PSP police are today analysing CCTV images after two deeply worrying incidents earlier in the week saw agents surrounded and incapable of restoring order.
The issues followed the dramatic deaths of three men, aged between 20-40, on the ‘Segundo Circular’ road in the early hours of last Friday morning.
The trio had been taking part in what newspapers describe as ‘an illegal race’.
The Mercedes they were in is understood to have been travelling at over 250 km/h before it overturned, careered into a concrete post, breached the central reservation and hurtled across the other side of the road, breaking up into pieces.
At the time of the crash the car was being followed by at least three motorcyclists who had filmed it travelling at speeds of around 300 km/h on the Vasco da Gama bridge.
The deaths clearly moved an entire community, which decided to hold an impromptu memorial late on Saturday night at the spot where the men died.
The gathering involved around 150 cars and as many as 500 people – and totally blocked the Segundo Circular.
When police moved in to try and disperse the crowd, people point-blank refused.
The same kind of hostility played out at the funeral on Tuesday.
Motorbike riders without helmets caused pandemonium – even entering the cemetery – revving loudly and racing up and down the rows of plots.
As reports explain, “after the disorder of Sunday, police authorities once again showed themselves to be incapable of restoring order”.
Said Correio da Manhã tabloid: “There are images of agents on their own forced to pull their service weapons to defend themselves”.
By the time reinforcements arrived, in the form of eight truck loads of police, the worst had passed- and the funeral cortège was able to proceed.
But the bottom line is a picture of crumbling ‘law and order’ in a neighbourhood already known for gang-related violence.

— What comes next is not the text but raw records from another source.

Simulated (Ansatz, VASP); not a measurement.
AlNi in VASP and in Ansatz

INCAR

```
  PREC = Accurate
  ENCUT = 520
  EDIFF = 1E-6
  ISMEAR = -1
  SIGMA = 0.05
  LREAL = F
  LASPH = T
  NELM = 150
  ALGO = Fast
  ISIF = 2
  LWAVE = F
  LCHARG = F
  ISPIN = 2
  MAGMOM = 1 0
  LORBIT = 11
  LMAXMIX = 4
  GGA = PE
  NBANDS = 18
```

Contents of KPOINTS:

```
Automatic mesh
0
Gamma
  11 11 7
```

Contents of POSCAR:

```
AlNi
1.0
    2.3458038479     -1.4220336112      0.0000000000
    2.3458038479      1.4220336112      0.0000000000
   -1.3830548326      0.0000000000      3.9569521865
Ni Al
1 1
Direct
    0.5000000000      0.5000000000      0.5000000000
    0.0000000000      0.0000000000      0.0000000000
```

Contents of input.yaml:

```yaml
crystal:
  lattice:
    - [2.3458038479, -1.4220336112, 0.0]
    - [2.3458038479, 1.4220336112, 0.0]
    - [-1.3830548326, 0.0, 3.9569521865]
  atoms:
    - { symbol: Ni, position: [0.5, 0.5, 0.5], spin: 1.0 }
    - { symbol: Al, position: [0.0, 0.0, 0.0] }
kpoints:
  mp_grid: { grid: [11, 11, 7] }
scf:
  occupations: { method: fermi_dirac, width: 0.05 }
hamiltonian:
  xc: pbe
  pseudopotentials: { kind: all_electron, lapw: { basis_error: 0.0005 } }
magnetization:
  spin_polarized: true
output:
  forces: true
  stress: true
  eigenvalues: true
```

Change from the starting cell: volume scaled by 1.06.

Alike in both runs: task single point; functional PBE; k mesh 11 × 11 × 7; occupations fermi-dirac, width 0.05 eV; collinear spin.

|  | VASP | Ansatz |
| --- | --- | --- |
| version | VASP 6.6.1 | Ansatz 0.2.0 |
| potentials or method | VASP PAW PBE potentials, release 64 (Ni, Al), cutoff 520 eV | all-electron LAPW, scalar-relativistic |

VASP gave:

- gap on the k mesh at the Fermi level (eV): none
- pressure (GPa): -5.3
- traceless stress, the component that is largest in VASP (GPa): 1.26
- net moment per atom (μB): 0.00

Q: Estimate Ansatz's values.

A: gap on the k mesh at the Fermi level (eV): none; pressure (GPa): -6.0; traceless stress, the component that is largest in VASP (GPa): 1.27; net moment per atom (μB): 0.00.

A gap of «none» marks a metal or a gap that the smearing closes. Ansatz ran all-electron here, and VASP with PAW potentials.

Thus, police now are trolling through all the CCTV images they can find in order to identify the troublemakers and start judicial proceedings.
Says CM, the owners of the cars involved in the impromptu memorial have been largely identified through images of the various vehicle licence plates, and a case for compromising road safety and illegal protest is now being drawn up by the Public Ministry.
But the real implications of the last few days are what concerns city police, many of whom have taken independently to the pages of social media “to question the proceedings of the PSP in the way it deals with similar cases”, says CM.